Journey of the Badiu:
The Story of Cape Verdean-
American Musician Norberto Tavares

directed by Susan Hurley-Glowa
(independent, 2007)

Norberto Tavares has a musical gift and a social conscience. Once combined, the course of this native Cape Verdean was clear.

Now 50 and living in New Bedford, Mass., Tavares traveled to Lancaster, Pa., on Sunday, Nov. 12, 2006, to watch the world premier of movie telling his story -- and he watched it with a great deal of interest and excitement.

"It's a good feeling," he said after the evening show at Barshinger Center, Franklin & Marshall College. "I'm very satisfied."

The movie, Journey of the Badiu: The Story of Cape Verdean-American Musician Norberto Tavares, was written and directed by F&M music professor Susan Hurley-Glowa, who met Tavares while studying among the Cape Verdean population in New England and made her first visit to the archipelago nation in 1991.

Cape Verde, comprising 10 islands and about eight islets, lies about 300 miles off the west coast of Africa. Uninhabited when it was discovered in Portuguese explorers in 1456, it was quickly colonized by European settlers and, because it became a stopping point during slaving voyages of that era, became home to a mix of European and African cultures. After gaining its independence from Portugal in 1975, Cape Verde elected its first democratic government in 1991.

Through much of the nation's political turmoil in the last few decades, Tavares -- born in 1956 on the island of Santiago -- has been an ambassador of Cape Verde's musical traditions and, through his music, a champion of social justice and the rights of the poor.

The movie details the styles of Cape Verdean music, such as the unique forms of morna and funana. The accordion and guitar are the most common instruments, although other instruments are used and hand percussion is quite common.

But Tavares, as other island musicians attested in interviews, took the traditional forms in new directions -- and always with a political subtext in his lyrics.

So, while the movie spotlights social issues in Cape Verde and interviews residents about them -- particularly regarding gender relations -- Tavares' music fills the screen in a montage of concert and studio clips, along with the sharp hip gyrations of popular dance. Other Cape Verde musicians also are interviewed about Tavares' influence on them and their music.

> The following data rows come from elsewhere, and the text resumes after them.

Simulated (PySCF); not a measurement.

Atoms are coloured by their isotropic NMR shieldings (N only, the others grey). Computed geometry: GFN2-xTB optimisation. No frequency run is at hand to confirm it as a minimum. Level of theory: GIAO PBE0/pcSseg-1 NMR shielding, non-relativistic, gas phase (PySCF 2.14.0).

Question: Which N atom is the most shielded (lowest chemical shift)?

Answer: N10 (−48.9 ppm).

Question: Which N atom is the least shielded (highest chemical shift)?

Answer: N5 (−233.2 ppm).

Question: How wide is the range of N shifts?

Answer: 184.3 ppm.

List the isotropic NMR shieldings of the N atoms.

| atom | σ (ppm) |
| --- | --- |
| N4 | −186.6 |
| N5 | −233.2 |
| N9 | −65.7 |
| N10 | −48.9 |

Making the movie was fulfilling, Tavares said -- and quite a lot of work. "There was 29 hours of tape to be reduced to 50 minutes," he said.

For ethnomusicologist Hurley-Glowa, the project started 16 years ago, when she met Tavares in Rhode Island. "I wasn't aware of just how important Norberto was until the last four or five years," she said. "Then I started to realize he was an important national hero."

The movie still needs some editing work, she noted, and will be officially released sometime in 2007.